Tom Brady, with Ted Olson on His Side, Files Deflategate Appeal Today

The Associated Press
The Associated Press

Tom Brady files an appeal in the Deflategate case today, and the gridiron winner does so adding a courtroom winner as a teammate.

Ted Olson, the former U.S. solicitor general who argued for the victor in Bush v. Gore before the U.S. Supreme Court, joins Brady’s legal team seeking to invalidate his punishments meted out by NFL Commissioner Roger Goodell.

“The facts here are so drastic and so apparent that the court should rehear it,” Olson told Good Morning America. He seeks an en banc hearing of all thirteen judges of the U.S. Court of Appeals for the Second Circuit.

The commissioner suspended Brady four games for alleged knowledge of a “more probable than not” scheme to let the air out of footballs prior to the AFC Championship Game against the Indianapolis Colts in early 2015. A federal judge initially sided with Brady. But in April, a three-judge panel ruled by a 2-1 majority that Brady should serve out the suspension.

“Even if an arbitrator makes mistakes of fact or law, we may not disturb an award so long as he acted within the bounds of his bargained-for authority,” read that decision.

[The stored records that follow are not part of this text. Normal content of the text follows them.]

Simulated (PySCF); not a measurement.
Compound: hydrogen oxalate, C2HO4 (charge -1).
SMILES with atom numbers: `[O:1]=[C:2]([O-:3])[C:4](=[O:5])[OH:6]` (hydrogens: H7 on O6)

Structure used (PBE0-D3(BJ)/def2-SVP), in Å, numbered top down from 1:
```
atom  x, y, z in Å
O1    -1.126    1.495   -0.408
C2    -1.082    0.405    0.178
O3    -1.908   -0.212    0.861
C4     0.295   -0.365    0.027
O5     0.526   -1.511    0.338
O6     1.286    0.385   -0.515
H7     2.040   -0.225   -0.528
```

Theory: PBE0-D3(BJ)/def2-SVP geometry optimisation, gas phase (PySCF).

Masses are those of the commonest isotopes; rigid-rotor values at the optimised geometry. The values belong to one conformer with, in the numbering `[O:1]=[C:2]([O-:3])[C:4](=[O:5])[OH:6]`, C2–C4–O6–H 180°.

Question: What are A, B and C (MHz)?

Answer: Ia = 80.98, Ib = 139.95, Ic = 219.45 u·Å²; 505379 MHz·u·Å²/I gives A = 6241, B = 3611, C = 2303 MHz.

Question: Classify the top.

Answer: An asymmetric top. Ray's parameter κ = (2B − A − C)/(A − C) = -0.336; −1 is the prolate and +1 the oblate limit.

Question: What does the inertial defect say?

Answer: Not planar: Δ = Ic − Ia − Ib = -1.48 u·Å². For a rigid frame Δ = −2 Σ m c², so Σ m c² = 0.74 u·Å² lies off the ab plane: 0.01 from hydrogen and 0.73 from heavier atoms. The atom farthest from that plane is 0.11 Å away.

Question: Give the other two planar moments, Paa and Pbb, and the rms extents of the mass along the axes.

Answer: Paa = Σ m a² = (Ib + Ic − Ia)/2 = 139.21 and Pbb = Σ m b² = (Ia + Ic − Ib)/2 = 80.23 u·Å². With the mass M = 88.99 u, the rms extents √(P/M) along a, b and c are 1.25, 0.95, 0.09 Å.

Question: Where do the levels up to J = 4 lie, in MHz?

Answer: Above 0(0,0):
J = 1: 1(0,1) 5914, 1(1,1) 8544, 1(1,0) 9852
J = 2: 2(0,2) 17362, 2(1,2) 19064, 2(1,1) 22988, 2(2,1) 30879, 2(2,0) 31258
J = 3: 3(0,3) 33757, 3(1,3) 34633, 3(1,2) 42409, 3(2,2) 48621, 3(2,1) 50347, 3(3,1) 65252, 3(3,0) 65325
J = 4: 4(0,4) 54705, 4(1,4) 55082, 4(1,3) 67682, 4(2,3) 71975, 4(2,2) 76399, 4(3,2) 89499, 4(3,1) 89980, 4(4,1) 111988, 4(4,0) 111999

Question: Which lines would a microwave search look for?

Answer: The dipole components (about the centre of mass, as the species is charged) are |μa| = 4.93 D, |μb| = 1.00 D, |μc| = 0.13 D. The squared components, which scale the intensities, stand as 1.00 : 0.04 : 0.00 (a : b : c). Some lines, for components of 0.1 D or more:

Judge Robert Katzmann dissented. Citing Goodell’s “shifting rationale,” Katzmann, the chief judge for the U.S. Court of Appeals for the Second Circuit, wrote: “I believe there are significant differences behind the limited findings in the Wells Report and the additional findings the Commissioner made for the first time in his written final decision.”

It’s likely that Brady’s team focuses on that shifting logic from the same commissioner reviewing the fairness of his initial decision, rather than the NFL investigation’s bizarre decision to disbelieve the crucial testimony of the AFC Championship Game’s referee on what gauge he used to measure ball pressure or the league’s admission of its ignorance of the Ideal Gas Law that posits that cold weather depressurizes inflated items, to make its case on appeal.

“He appointed himself to review his own decision,” Olson told GMA about Goodell. “Then he affirmed his own decision on different grounds than he specified the first time around.”